This pledge is not consistent with his current proposals, but he’s even less likely to be constrained if he’s elected president.

Even if Biden claims he would not directly raise income tax rates on those earning under $400,000, there are a number of policy changes he’d make that would directly or indirectly hit taxpayers under that threshold.

As one example, Biden has pledged to bring back Obamacare’s individual mandate. Yet in 2018, the last year for which the penalties were still in place, nearly 3.7 million people earning less than $200,000 paid mandate taxes, according to IRS data, which represented nearly 99% of those who had to pay some sort of penalty. And 2.6 million, or about 69% of those who paid the mandate, earned less than $50,000.

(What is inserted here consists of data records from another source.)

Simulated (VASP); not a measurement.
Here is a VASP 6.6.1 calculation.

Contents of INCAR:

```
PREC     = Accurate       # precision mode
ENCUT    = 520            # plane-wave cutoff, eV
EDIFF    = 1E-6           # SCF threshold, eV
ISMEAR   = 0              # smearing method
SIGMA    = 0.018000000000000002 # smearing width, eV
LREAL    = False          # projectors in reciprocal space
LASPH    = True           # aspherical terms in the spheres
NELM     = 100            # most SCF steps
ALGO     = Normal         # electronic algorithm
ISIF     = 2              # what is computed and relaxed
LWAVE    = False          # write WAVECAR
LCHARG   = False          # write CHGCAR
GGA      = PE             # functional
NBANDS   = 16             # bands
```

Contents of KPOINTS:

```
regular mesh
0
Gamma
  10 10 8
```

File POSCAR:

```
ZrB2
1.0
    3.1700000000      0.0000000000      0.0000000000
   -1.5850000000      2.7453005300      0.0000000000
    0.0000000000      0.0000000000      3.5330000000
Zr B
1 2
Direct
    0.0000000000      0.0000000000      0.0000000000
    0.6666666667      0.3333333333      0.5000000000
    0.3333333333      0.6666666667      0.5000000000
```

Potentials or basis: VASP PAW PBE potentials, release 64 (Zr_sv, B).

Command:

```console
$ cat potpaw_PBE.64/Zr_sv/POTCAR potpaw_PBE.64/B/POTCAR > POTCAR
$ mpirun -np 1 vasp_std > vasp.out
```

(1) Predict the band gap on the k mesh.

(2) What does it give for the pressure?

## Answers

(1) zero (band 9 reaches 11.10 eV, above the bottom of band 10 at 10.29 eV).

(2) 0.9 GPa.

Biden has also planned to overhaul the way tax breaks work for retirement savings. The Tax Foundation concluded that, on net, his “plan would reduce the tax benefit of traditional retirement accounts for those earning above $80,250 but under $400,000, violating Biden’s tax pledge to not raise taxes on earners below the $400,000 threshold.”

There are also indirect ways in which the Biden plan would hit those earning less than $400,000. For instance, increasing corporate income taxes, as Biden has pledged, would reduce the income of workers or shareholders of those companies.

While there’s no doubt that, as proposed, Biden’s taxes would hit the top 1% much harder, independent analyses from an ideological cross section of organizations (the Tax Policy Center, Penn Wharton Budget Model, Tax Foundation, and American Enterprise Institute) concluded that take home pay would be reduced at all income groups, even if just by a few hundred dollars for lower earners.

This, of course, is just what is being proposed. As Biden seeks funding sources for the massive new spending he’s proposing, it will become increasingly difficult to confine tax hikes to those earning above $400,000.

One study from Moody’s Analytics that is regularly cited by the Biden campaign found that his proposals would cost $7.3 trillion and raise $4.1 trillion in taxes. That leaves a gap of $3.2 trillion that would have to be filled in some way unless Biden just wants to pile money onto the national debt, which is already on track to smash the record set during World War II during his first term.

There is also less reason that Biden deserves the benefit of the doubt given his own history of breaking promises on taxes.

When he was Barack Obama’s running mate in 2008, Biden pledged unequivocally, “No one making less than $250,000 under Barack Obama’s plan will see one single penny of their tax raised, whether it’s their capital gains tax, their income tax, investment tax, any tax.” Yet, in addition to the mandate and other Obamacare taxes, Obama taxed cigarettes, which disproportionately hit those with lower incomes.

Given Democrats’ increasing dependence on suburban voters, it’s understandable that he would want to assure the middle class and upper-middle class that their taxes would not go up if he were president. But that’s a promise that would quickly go up in smoke were he to win.